Re: Advanced Linux Kernel/Enterprise Linux Kernel

From: Andreas Dilger (adilger@turbolinux.com)
Date: Tue Nov 14 2000 - 12:55:26 EST


Michael Rothwell writes:
> 4) A high reliability internal file system.
>
> Ext2 + bdflush + kupdated? Not likely. To quote the Be Filesystems
> book, Ext2 throws safety to the wind to achieve speed. This also ties
> into Linux' convoluted VM system, and is shot in the foot by NFS. We
> would need minimally a journaled filesystem and a clean VM design,
> probably with a unified cache (no separate buffer, directory entry and
> page caches). The Tux2 Phase Trees look to be a good step in the
> direction as well, in terms of FS reliability.

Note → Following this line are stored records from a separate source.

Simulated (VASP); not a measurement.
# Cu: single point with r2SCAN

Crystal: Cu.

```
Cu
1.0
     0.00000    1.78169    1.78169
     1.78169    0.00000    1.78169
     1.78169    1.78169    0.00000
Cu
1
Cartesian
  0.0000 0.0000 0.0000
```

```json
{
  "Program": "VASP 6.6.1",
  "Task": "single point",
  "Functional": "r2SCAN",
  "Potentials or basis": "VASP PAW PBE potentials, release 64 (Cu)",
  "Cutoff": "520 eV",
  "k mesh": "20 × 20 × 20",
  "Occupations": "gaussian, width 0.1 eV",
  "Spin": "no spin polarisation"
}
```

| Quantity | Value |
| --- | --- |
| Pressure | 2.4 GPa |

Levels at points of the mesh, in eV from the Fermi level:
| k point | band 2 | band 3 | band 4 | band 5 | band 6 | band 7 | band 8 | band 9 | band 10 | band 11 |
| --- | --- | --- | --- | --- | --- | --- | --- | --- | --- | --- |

Ext3 is doing pretty well...

> The filesystem would have
> to do checksums on every block. Some type of mirroring/clustering would
> be good. And the ability to grow filesystems online, and replace disks
> online, would be key. If your disks are getting old, you may want to
> pre-emptively replace them with faster, newer, larger ones with more
> MTBF left.

You can always do this in the hardware - no reason to do it in software.
If you are using RAID 5, and you wanted to take the performance hit you
could always calculate the checksums for each stripe on read to detect
errors. You may even be able to add a second parity disk to do ECC on
the disk data.

As for online resizing, you can do this with ext2 for a long time with
my ext2online patches/tools. LVM lets you migrate between disks online.
You need hardware support (available) to do hot-swap disks - SCSI works,
but I don't think the IDE code is ready for hot-swap yet.

Cheers, Andreas

-- 
Andreas Dilger  \ "If a man ate a pound of pasta and a pound of antipasto,
                 \  would they cancel out, leaving him still hungry?"